Inclusive future mobility

To make future mobility inclusive and accessible automotive practitioners and researchers need to understand the fundamentals of universal design. People from diverse backgrounds and levels of capability should be included in the design processes of future mobility services. That’s the conclusion of a group of automotive researchers and they’ve come up with a framework to help.

A mobile phone is lying flat with a pop up cityscape rising out of it. Inclusive future mobility.

The framework helps designers to think of essential design dimensions for inclusive design. There are possible trade-offs, synergies/new options, or other impacts that a decision for a particular design option has. Using a fictional case study they showcase the design process.
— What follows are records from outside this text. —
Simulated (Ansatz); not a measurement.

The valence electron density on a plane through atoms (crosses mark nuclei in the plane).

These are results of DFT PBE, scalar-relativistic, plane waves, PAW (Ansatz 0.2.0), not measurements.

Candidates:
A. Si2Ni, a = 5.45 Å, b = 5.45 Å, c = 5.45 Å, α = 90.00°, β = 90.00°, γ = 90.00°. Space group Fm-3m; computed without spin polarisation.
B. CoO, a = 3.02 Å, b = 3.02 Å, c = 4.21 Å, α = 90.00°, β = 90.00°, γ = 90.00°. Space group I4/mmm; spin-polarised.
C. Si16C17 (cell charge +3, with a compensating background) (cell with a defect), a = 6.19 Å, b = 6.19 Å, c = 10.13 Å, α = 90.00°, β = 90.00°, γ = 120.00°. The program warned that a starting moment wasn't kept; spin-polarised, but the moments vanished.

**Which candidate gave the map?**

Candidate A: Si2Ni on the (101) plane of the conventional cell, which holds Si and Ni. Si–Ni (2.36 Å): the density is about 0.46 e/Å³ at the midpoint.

The design framework serves as a tool for automotive practitioners and researchers for communication, ideation, or reflection. Following the universal design process the researchers explain how they created the framework and then how to use it. The framework is built on previous work, and the mobility experiences of experts that work in inclusive facilities.

Case study using the framework

The authors advise that sticking to the standard principles of universal design could result in overly complex processes and products. However, thinking about potential users and their abilities increases the chance of identifying synergies. That is, finding solutions that suit the wider population as well as “non-average” users.

Technology will be a major influence on future mobility and connections with web interfaces will form part of the design solutions. The authors take readers through a step by step process. Key sections of the framework cover:

  • The users’ needs and capabilities
  • The journey’s context
  • What does the transportation service look like?
  • How do people interact with the service?
  • Training for the journey.

The application of the framework is based on fictional designers, not mobility users. This is very useful for designers new to the universal design concept. By using two designers in the case study scenario, they discuss the pros and cons of each method and idea.

The title of the paper is, An Emergent Design Framework for Accessible and Inclusive Future Mobility. For non-tech people the last part is most useful. For technical people the paper speaks to many aspects of automotive design.

From the abstract

Future mobility will be highly automated, multimodal, and ubiquitous and thus have the potential to address a broader range of users. Yet non-average users are often underrepresented or simply not thought of in design processes of vehicles and mobility services. this leads to exclusion from standard transportation.

Consequently, it is crucial for designers of such vehicles and services to consider the needs of non-average users from the begining. In this paper, we present a design framework that helps designers take the perspective and thinking of the needs of non-average users.

We present a set of exemplary applications from the literature and interviews and show how they fit into the framework, indicating room for further developments. We demonstrate how the framework supports the universal design approach in a fictional design process.